My code is broken into three parts, as it’s a complex long running process:

stored in a struct:

now := time.Now().UTC()
entropy := ulid.Monotonic(rand.New(rand.NewSource(now.UnixNano())), 0)

I generate the ID (m is a struct):

job.ID = common.GenUlid(m.now, m.entropy)

Func:

func GenUlid(now time.Time, entropy io.Reader) string {
	return ulid.MustNew(ulid.Timestamp(now), entropy).String()
}

Thanks for your time.

About this issue

  • Original URL
  • State: closed
  • Created 3 years ago
  • Comments: 24 (10 by maintainers)

Most upvoted comments

I mean, ULID generation is actually perfectly deterministic. It consists of two parts: 48 bits of time, and 80 bits of “entropy” which is just 10 bytes that you claim are random. If you provide the same time and entropy components you get the same ULID.

The package gives you some helpers to generate these parts.

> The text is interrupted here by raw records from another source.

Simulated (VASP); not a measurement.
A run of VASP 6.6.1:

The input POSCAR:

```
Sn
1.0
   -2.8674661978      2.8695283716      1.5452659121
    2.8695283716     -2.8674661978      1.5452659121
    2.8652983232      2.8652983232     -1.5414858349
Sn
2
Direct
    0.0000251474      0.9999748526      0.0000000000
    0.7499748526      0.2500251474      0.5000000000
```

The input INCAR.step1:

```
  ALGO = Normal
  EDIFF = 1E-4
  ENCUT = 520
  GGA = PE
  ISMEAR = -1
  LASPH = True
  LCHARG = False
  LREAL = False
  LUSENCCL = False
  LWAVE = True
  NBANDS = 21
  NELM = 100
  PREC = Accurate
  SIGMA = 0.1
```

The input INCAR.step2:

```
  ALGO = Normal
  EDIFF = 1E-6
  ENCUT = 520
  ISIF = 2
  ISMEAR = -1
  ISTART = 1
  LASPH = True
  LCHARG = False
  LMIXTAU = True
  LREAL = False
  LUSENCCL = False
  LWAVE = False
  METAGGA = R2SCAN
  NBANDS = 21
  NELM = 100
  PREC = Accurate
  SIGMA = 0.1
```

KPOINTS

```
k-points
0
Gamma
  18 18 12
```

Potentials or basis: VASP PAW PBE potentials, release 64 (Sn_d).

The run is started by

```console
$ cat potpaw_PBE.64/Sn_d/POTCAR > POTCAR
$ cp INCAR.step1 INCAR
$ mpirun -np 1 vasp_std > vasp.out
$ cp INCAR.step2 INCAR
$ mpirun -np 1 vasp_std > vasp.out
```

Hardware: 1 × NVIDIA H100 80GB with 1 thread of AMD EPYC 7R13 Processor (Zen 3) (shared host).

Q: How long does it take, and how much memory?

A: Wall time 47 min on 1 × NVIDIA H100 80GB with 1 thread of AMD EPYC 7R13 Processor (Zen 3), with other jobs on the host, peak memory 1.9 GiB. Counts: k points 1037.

The ulid.Timestamp helper lets you pass a time.Time order to get a uint64 that represents that time in Unix milliseconds. If you run ULID generation in a loop, and pass time.Now in each loop iteration, and the whole thing runs entirely in the same millisecond, then the time part of every ULID will be the same. If it splits over 2 different milliseconds, then you will have some ULIDs with one time component, and some with another. If each loop iteration is expensive — say because it has to generate cryptographically secure random data each time, too — then it’s likely to take longer, and your final set of ULIDs will have many unique time components.

The package models entropy as an io.Reader for convenience but every time you make a ULID it just reads 10 bytes and uses them. If all you care about is not getting duplicates, then you can just write an io.Reader that returns [0 0 0 0 0 0 0 0 0 1] on the first read, [0 0 0 0 0 0 0 0 0 2] on the second, all the way up to [0xff 0xff 0xff 0xff 0xff 0xff 0xff 0xff 0xff 0xff], and then looping back. This will maximize the uniqueness. But it’s of course totally predictable. The package’s Monotonic helper does basically this, but adds in a configurable amount of entropy to avoid the predictability.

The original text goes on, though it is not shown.